Issue 3: Whether Mr. Tobias was otherwise wrongfully dismissed by SLASPA?
 The court in Alicia Sardine Browne described wrongful dismissal as involving a breach of the termination clause of an employment contract, where the employee is either dismissed before the expiration period of a fixed contract; without being given the agreed notice; or where there is no notice period, without being given reasonable notice or the statutory minimum notice, whichever is longer; or the employer did not have justifiable reasons for terminating the contract. However, an employee who is dismissed summarily for serious misconduct, disobedience to lawful orders, negligence, or incompetence will not be able to succeed in an action for wrongful dismissal.
 As I have decided that SLASPA was entitled to summarily dismiss Mr. Tobias for the repeated and neglectful defaults identified in the memoranda, Mr. Tobias was not therefore entitled to notice or payment in lieu of notice. Nevertheless, SLASPA did in fact pay Mr. Tobias and therefore, there would have been no basis for such a claim in any event. In case I am wrong in my finding that SLASPA was entitled to dismiss Mr. Tobias summarily, and for completeness, I will address this issue briefly anyway.
 The law is that either an employer or employee is entitled to terminate the employment relationship without cause.  In such circumstances, the common law requires, where there is no notice period stipulated by the contract of employment that reasonable notice be given. Mr. Tobias’ contract does not stipulate the period of notice to be given by SLASPA to effect termination. However, it does stipulate the notice period to be given by Mr. Tobias in the event he wished to terminate the contract as three months. In ordinary circumstances therefore, the reasonable notice period which SLASPA would have been required to give would equally have been three months. However, at the time of dismissal, there were less than three months of the contractual term remaining. In these circumstances, the reasonable period could not have exceeded the remainder of the contractual term, being a fixed contract. In any event, Mr. Tobias was paid three months, salary and benefits in lieu of notice and was therefore paid more than he would have been entitled to. No claim for wrongful dismissal could therefore have been sustained.
Issue 4: Whether Mr. Tobias’ resignation and the Deed of Settlement executed by him were procured by scheme, artifice, fraud, undue pressure, or in bad faith and are therefore void?
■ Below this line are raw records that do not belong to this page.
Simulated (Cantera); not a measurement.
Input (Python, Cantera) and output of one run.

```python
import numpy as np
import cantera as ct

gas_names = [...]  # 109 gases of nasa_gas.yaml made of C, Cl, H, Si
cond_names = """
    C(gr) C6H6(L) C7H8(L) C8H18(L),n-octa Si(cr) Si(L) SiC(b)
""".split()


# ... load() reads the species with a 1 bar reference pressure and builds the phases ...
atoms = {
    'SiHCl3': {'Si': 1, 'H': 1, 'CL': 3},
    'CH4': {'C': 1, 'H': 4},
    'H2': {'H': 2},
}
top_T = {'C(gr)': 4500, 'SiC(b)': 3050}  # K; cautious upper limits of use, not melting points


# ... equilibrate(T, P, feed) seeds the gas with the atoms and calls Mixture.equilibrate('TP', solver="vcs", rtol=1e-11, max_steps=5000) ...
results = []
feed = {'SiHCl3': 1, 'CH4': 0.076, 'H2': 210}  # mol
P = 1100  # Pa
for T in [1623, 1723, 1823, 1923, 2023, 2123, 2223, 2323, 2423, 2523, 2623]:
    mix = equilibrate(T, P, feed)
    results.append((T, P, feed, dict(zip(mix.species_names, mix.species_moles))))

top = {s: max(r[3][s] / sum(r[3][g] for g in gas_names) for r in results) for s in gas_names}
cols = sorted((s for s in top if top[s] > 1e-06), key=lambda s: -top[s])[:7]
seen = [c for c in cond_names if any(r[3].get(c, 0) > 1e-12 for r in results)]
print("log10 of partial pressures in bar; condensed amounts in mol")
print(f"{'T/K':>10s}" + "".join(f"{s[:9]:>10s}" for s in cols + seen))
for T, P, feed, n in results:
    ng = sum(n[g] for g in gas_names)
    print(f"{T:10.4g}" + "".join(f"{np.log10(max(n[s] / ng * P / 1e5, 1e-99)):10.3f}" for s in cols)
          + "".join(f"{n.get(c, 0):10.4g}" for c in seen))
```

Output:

 This issue can be dealt with shortly because it is simply unnecessary to make any finding in this regard. The reason is that the law stipulates that in order for resignation to be treated as such, it must be completely voluntary. Therefore, where an employee is given the option of being dismissed or resigning, and the employee decides to resign, such employee will still be treated as being dismissed.  This is the precise situation that occurred in Mr. Tobias’ case. The consequence is that whether the resignation was obtained voluntarily or otherwise as alleged, Mr. Tobias must be treated as having been dismissed by SLASPA. In the circumstances, the only question which would remain is whether he was given proper notice or payment in lieu of notice. For the reasons elaborated at Issue 3 above, the reasonable notice period would have been the remainder of his contractual term and Mr. Tobias was paid in excess of such period.
Issue 5: Whether the claimant is entitled to special damages and/or general damages, in particular for loss of chance, and if so, the quantum?
 Mr. Tobias has failed to make out his claim in respect of any of the issues identified above. First, the Court is unconvinced that it has jurisdiction to determine this claim prior to him exhausting the remedies provided under the Labour Act in accordance with section 455 thereof. Second, Mr. Tobias has not shown that SLASPA committed a repudiatory breach of contract in that his conduct did not warrant summary dismissal. To the contrary, the Court is satisfied that the conduct identified by SLASPA amounts to negligence in carrying out his duties and entitled SLASPA to dismiss him summarily. Thirdly and further, regardless of whether his resignation and the Deed of Settlement were voluntary or not, Mr. Tobias was paid in excess of any entitlement he would have had upon dismissal without cause and therefore he was not wrongfully dismissed. Mr. Tobias is therefore not entitled to special damages, or general damages for loss of chance or otherwise.
 Prior to concluding, the Court takes the opportunity to note that it was necessary to set out Mr. Tobias’ pleaded case as his witness statement, which was ordered to stand as his evidence in chief, omitted a significant aspect of his case. His witness statement failed to detail the two options for termination that had been presented to him, an essential premise of his claim. It merely alludes to two offers. Fortunately for Mr. Tobias, this came out on the totality of the evidence adduced in the case, including SLASPA’s evidence and under cross examination of both witnesses, there being little factual dispute between the parties. I am constrained to note however, that this is a significant oversight. It is also important to appreciate that the claim form and statement of claim are the pleadings, which serve the purpose of letting the other side know the general nature of the case against him sufficient to enable him to prepare to answer it.  For this purpose, the Civil Procedure Rules 2000 (“the CPR”) requires the claimant to provide as short a statement as practicable of all the facts on which he relies and identify any documents on which he intends to rely.  However, pleadings are not and do not form part of a party’s evidence. It is witness statements that are intended to serve the requirement of providing details or particulars of the pleader’s case,  and logically so, as it is the witness statements filed on behalf on a party which may be ordered to stand as his evidence in chief. This is done in substitution for adducing a party’s evidence by oral examination on the day of trial as was formerly the case. It is therefore of utmost importance that the witness statement sets out all the details of the all facts on which a party relies to prove his case.
 Based on the foregoing, I make the following orders:
1. The claim is dismissed.
2. Prescribed costs to SLASPA in accordance with CPR Part 65.5.